President Takes Executive Action to Undo WOTUS Rule
March 3, 2017

On Tuesday, President Trump signed an executive order directing the Environmental Protection Agency and the Army Corps of Engineers to review the controversial "waters of the United States" rule and make a decision to either rescind or revise the rule. The final rule, published in early 2015, was widely seen as a land grab giving the federal government jurisdiction over millions of acres of streams, rivers, dry washes and dugouts.

While the executive order does not immediately withdraw the rule, it gives the agencies clear direction to revise the rule consistent with the goals of protecting navigable waters while promoting economic growth and ensuring regulatory certainty, or rescind the rule if that cannot be achieved. During review by the agencies, the WOTUS rule remains under a nationwide judicial stay, barring EPA or the Corps from enforcing any part of the rule.

Notably, the President's executive order also calls on the agencies to utilize the traditional definition of "navigable waters" consistent with the late Justice Antonin Scalia's opinion in the Rapanos Supreme Court case in any future rulemaking. This action effectively limits future rules under the Clean Water to follow Justice Anthony Kennedy's "significant nexus" test, requiring a showing that waters are in fact navigable or possess a significant nexus to navigable waters in order to be jurisdictional.

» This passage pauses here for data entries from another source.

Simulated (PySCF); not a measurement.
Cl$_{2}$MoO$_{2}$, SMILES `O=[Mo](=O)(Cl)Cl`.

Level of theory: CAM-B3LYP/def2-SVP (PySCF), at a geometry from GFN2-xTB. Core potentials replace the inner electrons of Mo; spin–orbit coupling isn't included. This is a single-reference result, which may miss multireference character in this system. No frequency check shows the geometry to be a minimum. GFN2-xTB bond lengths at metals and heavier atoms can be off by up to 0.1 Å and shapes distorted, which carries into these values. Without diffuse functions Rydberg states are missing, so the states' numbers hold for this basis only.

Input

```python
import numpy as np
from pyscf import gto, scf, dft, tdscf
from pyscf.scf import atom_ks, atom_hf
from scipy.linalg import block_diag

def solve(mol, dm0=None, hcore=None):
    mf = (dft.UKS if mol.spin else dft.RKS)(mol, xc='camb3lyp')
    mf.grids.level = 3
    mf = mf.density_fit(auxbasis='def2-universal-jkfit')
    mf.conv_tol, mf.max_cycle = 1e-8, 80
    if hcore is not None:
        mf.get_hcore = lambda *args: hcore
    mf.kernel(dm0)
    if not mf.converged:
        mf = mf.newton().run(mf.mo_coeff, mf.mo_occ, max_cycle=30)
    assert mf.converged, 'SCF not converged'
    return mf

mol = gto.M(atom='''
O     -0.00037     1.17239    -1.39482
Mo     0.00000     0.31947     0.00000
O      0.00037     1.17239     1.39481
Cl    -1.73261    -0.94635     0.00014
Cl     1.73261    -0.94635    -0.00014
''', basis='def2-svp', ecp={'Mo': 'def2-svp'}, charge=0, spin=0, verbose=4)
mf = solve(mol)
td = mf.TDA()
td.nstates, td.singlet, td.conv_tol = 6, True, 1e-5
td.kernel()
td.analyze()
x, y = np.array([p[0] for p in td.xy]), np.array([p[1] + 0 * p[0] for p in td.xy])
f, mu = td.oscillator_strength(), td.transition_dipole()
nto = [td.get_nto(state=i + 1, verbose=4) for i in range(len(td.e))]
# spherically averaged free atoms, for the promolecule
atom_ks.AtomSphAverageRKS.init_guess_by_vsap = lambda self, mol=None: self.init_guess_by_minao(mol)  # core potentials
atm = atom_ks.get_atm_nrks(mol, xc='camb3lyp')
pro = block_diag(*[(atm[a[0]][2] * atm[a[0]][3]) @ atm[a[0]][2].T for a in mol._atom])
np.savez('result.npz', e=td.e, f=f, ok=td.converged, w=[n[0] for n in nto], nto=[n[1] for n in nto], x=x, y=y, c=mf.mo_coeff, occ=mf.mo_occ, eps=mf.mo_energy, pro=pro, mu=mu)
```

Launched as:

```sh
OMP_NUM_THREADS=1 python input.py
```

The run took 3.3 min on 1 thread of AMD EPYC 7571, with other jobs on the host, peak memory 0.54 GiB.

Agriculture, private landowners, construction and mining stakeholders have called the action a victory in ensuring regulatory certainty for all land users. However, the day after the order was signed, the Environmental Working Group released their analysis claiming change to the rule would put the drinking water of 117 million Americans at risk, ignoring the fact that these waters and wetlands not federally jurisdictional are regulated by the states.